Formulaic

Latest version: v1.0.1

Safety actively analyzes 642283 Python packages for vulnerabilities to keep your Python projects secure.

Scan your dependencies

Page 3 of 4

0.4.0

This is a major new release with some new features, greatly improved ergonomics
for structured formulae, matrices and specs, and a few small breaking changes
(most with backward compatibility shims). All users are encouraged to upgrade.

**Breaking changes:**

* `include_intercept` is no longer an argument to `FormulaParser.get_terms`;
and is instead an argument of the `DefaultFormulaParser` constructor. If you
want to modify the `include_intercept` behaviour, please use:
python
Formula("y ~ x", _parser=DefaultFormulaParser(include_intercept=False))

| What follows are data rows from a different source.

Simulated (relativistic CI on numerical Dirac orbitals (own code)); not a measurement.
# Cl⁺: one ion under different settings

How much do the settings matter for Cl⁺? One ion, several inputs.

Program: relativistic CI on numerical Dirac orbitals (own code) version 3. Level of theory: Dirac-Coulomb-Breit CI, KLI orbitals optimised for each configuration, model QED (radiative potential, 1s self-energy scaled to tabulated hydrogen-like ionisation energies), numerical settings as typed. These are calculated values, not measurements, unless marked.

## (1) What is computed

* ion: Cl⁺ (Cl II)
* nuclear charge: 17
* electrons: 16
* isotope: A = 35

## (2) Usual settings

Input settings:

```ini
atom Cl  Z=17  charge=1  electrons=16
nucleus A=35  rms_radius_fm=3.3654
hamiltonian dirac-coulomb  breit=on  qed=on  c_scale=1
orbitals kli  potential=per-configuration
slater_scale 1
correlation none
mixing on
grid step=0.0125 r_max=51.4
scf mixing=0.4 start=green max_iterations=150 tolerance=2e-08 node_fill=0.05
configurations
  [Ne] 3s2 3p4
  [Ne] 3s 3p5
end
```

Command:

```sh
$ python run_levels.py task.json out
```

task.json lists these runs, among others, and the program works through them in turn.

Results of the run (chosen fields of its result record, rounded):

* Accessing terms via `Formula.terms` is deprecated since `Formula` became a
subclass of `Structured[List[Terms]]`. You can directly iterate over, and/or
access nested structure on the `Formula` instance itself. `Formula.terms`
has a deprecated property which will return a reference to itself in order to
support legacy use-cases. This will be removed in 1.0.0.
* `ModelSpec.feature_names` and `ModelSpec.feature_columns` are deprecated in
favour of `ModelSpec.column_names` and `ModelSpec.column_indices`. Deprecated
properties remain in-place to support legacy use-cases. These will be removed
in 1.0.0.

**New features and enhancements:**

* Structured formulae (and their derived matrices and specs) are now mutable.
Internally `Formula` has been refactored as a subclass of
`Structured[List[Terms]]`, and can be incrementally built and modified. The
matrix and spec outputs now have explicit subclasses of `Structured`
(`ModelMatrices` and `ModelSpecs` respectively) to expose convenience methods
that allow these objects to be largely used interchangeably with their
singular counterparts.
* `ModelMatrices` and `ModelSpecs` arenow surfaced as top-level exports of the
`formulaic` module.
* `Structured` (and its subclasses) gained improved integration of nested tuple
structure, as well as support for flattened iteration, explicit mapping
output types, and lots of cleanups.
* `ModelSpec` was made into a dataclass, and gained several new
properties/methods to support better introspection and mutation of the model
spec.
* `FormulaParser` was renamed `DefaultFormulaParser`, and made a subclass of the
new formula parser interface `FormulaParser`. In this process
`include_intercept` was removed from the API, and made an instance attribute
of the default parser implementation.

**Bugfixes and cleanups:**

* Fixed AST evaluation for large formulae that caused the evaluation to hit the
recursion limit.
* Fixed sparse categorical encoding when the dataframe index is not the standard
range index.
* Fixed a bug in the linear constraints parser when more than two constraints
were specified in a comma-separated string.
* Avoid implicit changing of the sparsity structure of CSC matrices.
* If manually constructed `ModelSpec`s are provided by the user during
materialization, they are updated to reflect the output-type chosen by the
user, as well as whether to ensure full rank/etc.
* Allowed use of older pandas versions. All versions >=1.0.0 are now supported.
* Various linting cleanups as `pylint` was added to the CI testing.

**Documentation:**

* Apart from the `.materializer` submodule, most code now has inline
documentation and annotations.

0.3.4

This is a backward compatible major release that adds several new features.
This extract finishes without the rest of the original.